Smaller intelligence units within the Drug Enforcement Administration, the Secret Service, the Pentagon and the Department of Homeland Security have sometimes been given access to the security agency’s surveillance tools for particular cases, intelligence officials say.

But more often, their requests have been rejected because the links to terrorism or foreign intelligence, usually required by law or policy, are considered tenuous. Officials at some agencies see another motive — protecting the security agency’s turf — and have grown resentful over what they see as a second-tier status that has undermined their own investigations into security matters.

At the drug agency, for example, officials complained that they were blocked from using the security agency’s surveillance tools for several drug-trafficking cases in Latin America, which they said might be connected to financing terrorist groups in the Middle East and elsewhere.

At the Homeland Security Department, officials have repeatedly sought to use the security agency’s Internet and telephone databases and other resources to trace cyberattacks on American targets that are believed to have stemmed from China, Russia and Eastern Europe, according to officials. They have often been rebuffed.

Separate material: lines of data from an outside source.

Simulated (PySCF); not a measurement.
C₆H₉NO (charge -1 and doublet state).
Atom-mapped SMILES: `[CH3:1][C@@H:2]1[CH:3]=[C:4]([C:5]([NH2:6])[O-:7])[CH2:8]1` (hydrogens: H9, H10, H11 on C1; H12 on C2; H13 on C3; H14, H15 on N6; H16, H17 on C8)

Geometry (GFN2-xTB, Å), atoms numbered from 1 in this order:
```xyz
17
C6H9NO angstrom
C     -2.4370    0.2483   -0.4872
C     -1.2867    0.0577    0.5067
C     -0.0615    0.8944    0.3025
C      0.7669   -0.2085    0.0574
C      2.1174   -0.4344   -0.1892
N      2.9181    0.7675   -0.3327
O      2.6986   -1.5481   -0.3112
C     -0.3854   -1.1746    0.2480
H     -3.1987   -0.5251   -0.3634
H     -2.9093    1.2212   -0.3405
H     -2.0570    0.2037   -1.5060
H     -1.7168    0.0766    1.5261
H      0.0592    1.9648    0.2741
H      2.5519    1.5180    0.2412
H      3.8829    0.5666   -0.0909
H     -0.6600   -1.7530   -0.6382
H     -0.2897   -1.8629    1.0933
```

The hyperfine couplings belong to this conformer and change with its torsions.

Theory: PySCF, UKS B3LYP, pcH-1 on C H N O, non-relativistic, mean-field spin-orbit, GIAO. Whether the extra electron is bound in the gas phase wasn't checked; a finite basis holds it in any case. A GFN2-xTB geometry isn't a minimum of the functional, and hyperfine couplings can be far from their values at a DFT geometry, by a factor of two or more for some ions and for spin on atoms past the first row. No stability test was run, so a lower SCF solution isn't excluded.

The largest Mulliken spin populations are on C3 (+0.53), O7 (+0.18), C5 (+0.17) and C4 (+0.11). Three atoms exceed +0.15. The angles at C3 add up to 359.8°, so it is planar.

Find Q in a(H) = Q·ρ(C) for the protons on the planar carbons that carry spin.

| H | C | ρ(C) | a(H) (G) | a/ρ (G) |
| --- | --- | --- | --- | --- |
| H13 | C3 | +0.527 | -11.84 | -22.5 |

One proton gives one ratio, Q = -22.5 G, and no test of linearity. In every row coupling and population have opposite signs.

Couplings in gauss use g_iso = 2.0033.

Officials at the other agencies, speaking only on the condition of anonymity because they were not authorized to discuss the tensions, say the National Security Agency’s reluctance to allow access to data has been particularly frustrating because of post-Sept. 11 measures that were intended to encourage information-sharing among federal agencies.

In fact, a change made in 2008 in the executive order governing intelligence was intended to make it easier for the security agency to share surveillance information with other agencies if it was considered “relevant” to their own investigations. It has often been left to the national intelligence director’s office to referee the frequent disputes over how and when the security agency’s spy tools can be used. The director’s office declined to comment for this article.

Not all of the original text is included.